The latest series of attacks in Limerick has again put advocates of the city as a safe and progressive place on the defensive.
While the crime statistics show it to be as safe as Dublin, Cork or Galway, it has been unlucky at times in experiencing spates of often unrelated violent incidents. These are often associated with feuds which have lead to a constant trickle of shootings at houses, assaults and, in the worst cases, murders.
The Limerick East TD, Mr Willie O'Dea (FF), said the four murders and two serious assaults of the past three weeks were extremely regrettable for the victims, their families and the city's image. But over the past five years, the city's statistics show Limerick to be near the bottom of the State's "felony league table".
"We have never argued that we have never had a problem with serious crime.
"The fact of the matter is we do not necessarily have a worse problem than anybody else."
The murders of the past month appear to bear no relation to any of the city's feuds and rather are the result of spontaneous violence, Chief Supt Gerry Kelly said yesterday.
The most sinister of the Limerick feuds is between two drug dealing families on the city's north side. The most violent manifestation of this feud in recent memory was the murder of Eddie Ryan in the Moose Bar, Cathedral Place, on November 12th, last year. A 24-year-old man has been charged with the murder.
One of the families in this feud is based in the Lee Estate, off Island Road, the scene of yesterday's stabbing. The other family is based in St Mary's Park, a short distance away, close to the scene of yesterday's savage assault on a young man with an iron bar.
The location of the attacks has led to speculation that they are related to this feud. But Chief Supt Kelly said that with the knowledge Garda has gathered so far, he was satisfied they were non-feud related. It is likely, however, the two attacks are themselves related.
The two victims were known to each other and a sufficient time lag exists between the two attacks for a revenge motive to be considered.
However, Supt Tony Kennelly, of Henry Street Garda Station, said independent investigations were being carried out. "We are conscious of the possibility of an overlap between the two incidents."
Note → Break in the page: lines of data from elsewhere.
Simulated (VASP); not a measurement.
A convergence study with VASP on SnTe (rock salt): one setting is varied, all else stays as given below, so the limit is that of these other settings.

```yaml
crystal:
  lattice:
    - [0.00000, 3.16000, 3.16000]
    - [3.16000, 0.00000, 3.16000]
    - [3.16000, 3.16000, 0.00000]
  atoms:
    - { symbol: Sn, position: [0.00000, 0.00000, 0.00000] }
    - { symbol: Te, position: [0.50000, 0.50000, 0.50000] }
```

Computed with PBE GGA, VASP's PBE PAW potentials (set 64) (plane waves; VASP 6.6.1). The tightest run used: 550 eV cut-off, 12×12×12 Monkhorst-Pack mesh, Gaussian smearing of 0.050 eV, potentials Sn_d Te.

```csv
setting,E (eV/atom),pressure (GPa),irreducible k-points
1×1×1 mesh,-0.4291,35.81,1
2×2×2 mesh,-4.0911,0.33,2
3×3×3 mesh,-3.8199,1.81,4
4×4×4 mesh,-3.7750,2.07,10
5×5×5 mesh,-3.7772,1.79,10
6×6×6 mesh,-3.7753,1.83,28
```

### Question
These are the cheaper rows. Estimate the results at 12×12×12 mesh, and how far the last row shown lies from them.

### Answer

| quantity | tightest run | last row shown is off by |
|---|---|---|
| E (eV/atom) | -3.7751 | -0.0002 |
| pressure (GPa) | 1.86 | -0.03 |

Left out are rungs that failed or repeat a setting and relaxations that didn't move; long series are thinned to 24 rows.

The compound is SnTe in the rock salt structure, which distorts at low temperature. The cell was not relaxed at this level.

The city's other feuds are centred on the city's southside housing estates, in the Roxburo Garda Station district. Five families, some allied in an uneasy alliances, are involved in three different feuds which are sometimes punctuated by short lived truces.
That a city of 80,000 people should have such high profile criminal activities is possibly a legacy of its working class nature.
Limerick's mercantile past gave way to inter-generational unemployment for much of the last century for large numbers of its population concentrated in local authority housing estates built between the 1950s and the 1990s.